Many industries are dominated by two players — Microsoft and Apple, Coca-Cola and Pepsi — but the stranglehold Boeing and Airbus have on the aviation industry is hard to overestimate. The two companies account for a majority of the market share for single-aisle passenger planes. Their competitors, if the term even applies here, such as Bombardier and Embraer are very far behind.
Yet the new partnership is not shy about its intentions. Commercial Aircraft Corp of China (COMAC) and Russia's United Aircraft Corp want their new, as yet unnamed aircraft, to compete with the most successful passenger planes in existence.
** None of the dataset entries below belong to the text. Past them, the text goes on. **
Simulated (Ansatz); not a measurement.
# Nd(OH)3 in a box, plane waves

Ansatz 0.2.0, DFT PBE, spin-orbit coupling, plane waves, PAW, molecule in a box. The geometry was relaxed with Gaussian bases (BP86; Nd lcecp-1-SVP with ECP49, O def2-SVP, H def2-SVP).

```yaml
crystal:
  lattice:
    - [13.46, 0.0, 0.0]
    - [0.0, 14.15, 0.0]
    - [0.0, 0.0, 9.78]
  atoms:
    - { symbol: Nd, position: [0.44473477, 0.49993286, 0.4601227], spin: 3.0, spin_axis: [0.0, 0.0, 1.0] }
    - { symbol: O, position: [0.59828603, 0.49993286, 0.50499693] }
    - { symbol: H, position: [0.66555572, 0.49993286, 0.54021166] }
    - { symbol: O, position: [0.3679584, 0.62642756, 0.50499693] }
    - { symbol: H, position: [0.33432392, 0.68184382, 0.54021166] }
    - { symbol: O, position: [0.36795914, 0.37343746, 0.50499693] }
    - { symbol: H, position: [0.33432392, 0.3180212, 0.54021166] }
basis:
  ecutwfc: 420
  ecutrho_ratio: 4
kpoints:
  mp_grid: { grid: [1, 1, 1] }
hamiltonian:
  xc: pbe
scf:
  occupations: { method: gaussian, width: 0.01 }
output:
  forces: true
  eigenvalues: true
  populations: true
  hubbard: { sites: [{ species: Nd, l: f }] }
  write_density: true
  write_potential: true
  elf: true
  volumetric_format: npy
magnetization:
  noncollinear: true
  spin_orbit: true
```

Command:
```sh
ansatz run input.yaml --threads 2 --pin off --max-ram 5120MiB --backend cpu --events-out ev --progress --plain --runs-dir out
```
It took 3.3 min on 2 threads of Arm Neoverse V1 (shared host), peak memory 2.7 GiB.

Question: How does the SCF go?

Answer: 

Aware of its late entry into the race, Craic is looking to cut costs to compete. COMAC's assistant president, Guo Bozhi, has said that the new plane will have 10 percent lower operating costs along with an "advanced aerodynamic design" and "engines with low fuel burn." This might be encouraging if Boeing and Airbus did not pour billions into R&D of their own. A glance at Airbus' technology plans for the future turns up faster braking, low-noise, free glide approaches, using big data to streamline maintenance.
Furthermore, the Craic plane is not scheduled to be ready for a decade. By then, aircraft advances will have moved on in leaps and bounds. The alliance will be developing an airliner while playing a long-term catch-up game.
But there is far more than engineering at stake here. It is understandable that observers have latched on to the above narrative. A new Chinese rival to Boeing and Airbus is a sexy story to write but the reality is different. As the US and Europe have their airplane giants, it makes complete sense for China and Russia to have their own.
However, the building of a global supply chain, of reliable, long-term engineering and testing, of figuring out what added value to bring, are all tasks Craic needs to address immediately.
It has some advantages on its side. Some titans of the aviation supply chain collaborated on the C919, including General Electric, Honeywell, and Safran. Furthermore, even with a long-term approach, a new player with the money that Craic will be throwing around will stir the aviation industry.
The Chinese aviation market will become the largest in the world in terms of passengers by 2024, according to the International Air Transport Association. As the obvious breeding ground for any planes Craic cranks out, suppliers will want to bet in on the ground floor.
While China's C919 has already taken to the skies, success will not come easily. Dominance in the aircraft industry comes with a backdrop of industry benchmarks, from active sales to a track record of safety. Building the plane is only step one out of 100.
This should be a long-term objective. The natural starting point is to convert the Russian and Chinese domestic markets to the C919 and its successors from within Craic.
There has been some international interest. In 2011, Ryanair signed a memorandum of understanding "to participate in discussions on the development" of the C919, with its CEO Michael O'Leary stating that "we are pleased that there is now a real alternative to Boeing and Airbus, and we are seriously interested in the development of a 200-seat variant of the C919 aircraft."
This interest was confirmed after the aircraft's maiden flight, contingent on a 199-seat model of the plane being sold at a competitive price.
More competition is always good. But expectations need to be managed. It is all but impossible for Craic to disrupt the Boeing-Airbus twosome in the short or medium-term. If expectations are set in China and Russia for it to do that, good money after bad will be wasted and any plane the alliance produces will stall out of the gates.
However, should Craic be given the time and finances to grow, it will have the opportunity to be what would truly benefit China and Russia: a long-term, reliable pillar of the aviation industry.